Before continuing to the next table, select the primary key in the list of attributes under Primary Key Atrribute(s). In case the data type is a string and not an integer, select text from the drop-down list. Press Add to add the primary key. If the primary key consists of several columns, you can add several primary key attributes.

Redo this step (adding the tables first, then the primary key(s)) for all tables you want to publish data from. Always remember to set the correct primary key column(s), even if they’re not defined as primary keys in the database. Tables without a primary key cannot be used by the Provider Software and will be removed upon saving!

Specifying Foreign Key References

Once you’ve added all tables, you can define the relations between these tables by defining foreign keys. In order to do this, go to the Foreign Key(s) column of the table that holds a foreign key reference to another table, select the alias of the referenced table and press Add. Select the attribute that stores the foreign key and change the data type if it is not integer, then press Add. You must specify as many attributes for the foreign keys as the primary key of the referenced table has, otherwise the Provider Software won’t be able to create a valid join between the tables. Also, they must be in the same order and have identical data types.

Redo this for all tables until you’ve specified all foreign key references.

If you’ve installed the Graphviz package, the Provider Software will create a graph visualizing the current database structure. Each table will be visible as a node with the primary key(s) listed. References between tables will be represented by arrows, the foreign key(s) listed in the referring table:

Saving, Editing an Existing Setup

You can change aliases of tables you’ve already added to the list. To do so, go to the alias text box of that table and type in a different name. Upon exiting the text box, all references to this alias will be updated in the table setup; also the graph will reflect the changes. But caution: Schema mappings use these aliases to bind schema elements to tables and columns, if you change an alias you’ve already used in a schema mapping, you will break this binding! So it is advisable to decide for meaningful alias names and keep them stable once you’ve started the mapping process.

Once you’ve added a table/view to the table list, you can’t change the underlying table, since this would invalidate all the primary and foreign key attributes. If you’ve added the wrong table, remove it by using the trash can symbol next to “Delete Alias” and add the correct table/view.

If you’ve finished the table setup and the graph displays the model of your database correctly, save the configuration by Pressing Save at the bottom of the page. This is important; navigating away from the page without saving will cause your changes to be lost (even though you will be asked for confirmation)! It is advisable to save the table setup every now and then, for example once you’ve added all tables and primary keys.

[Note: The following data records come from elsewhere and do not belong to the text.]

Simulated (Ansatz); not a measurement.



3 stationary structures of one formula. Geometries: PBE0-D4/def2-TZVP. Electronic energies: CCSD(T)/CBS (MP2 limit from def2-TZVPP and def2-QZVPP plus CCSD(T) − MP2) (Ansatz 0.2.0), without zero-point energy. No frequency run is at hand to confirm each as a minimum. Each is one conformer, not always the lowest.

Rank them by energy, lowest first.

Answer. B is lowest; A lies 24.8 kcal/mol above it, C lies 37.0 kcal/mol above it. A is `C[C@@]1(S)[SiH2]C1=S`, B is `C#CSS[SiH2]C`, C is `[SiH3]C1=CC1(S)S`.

If you edit an existing table setup and happen to realize you’ve messed it up, you can revert to the state when you’ve pressed Save for the last time by using the Revert button at the bottom. But be careful: All unsaved changes will be lost.

Note: The retrieval of tables/view/column names is currently only supported for the following DBMS: Microsoft SQL Server, MySQL, Access, Postgres and FoxPro. If you use a different DBMS, you will see a simple text box instead of a drop-down-list, where you’ll have to type in the name of the table or column you want to add.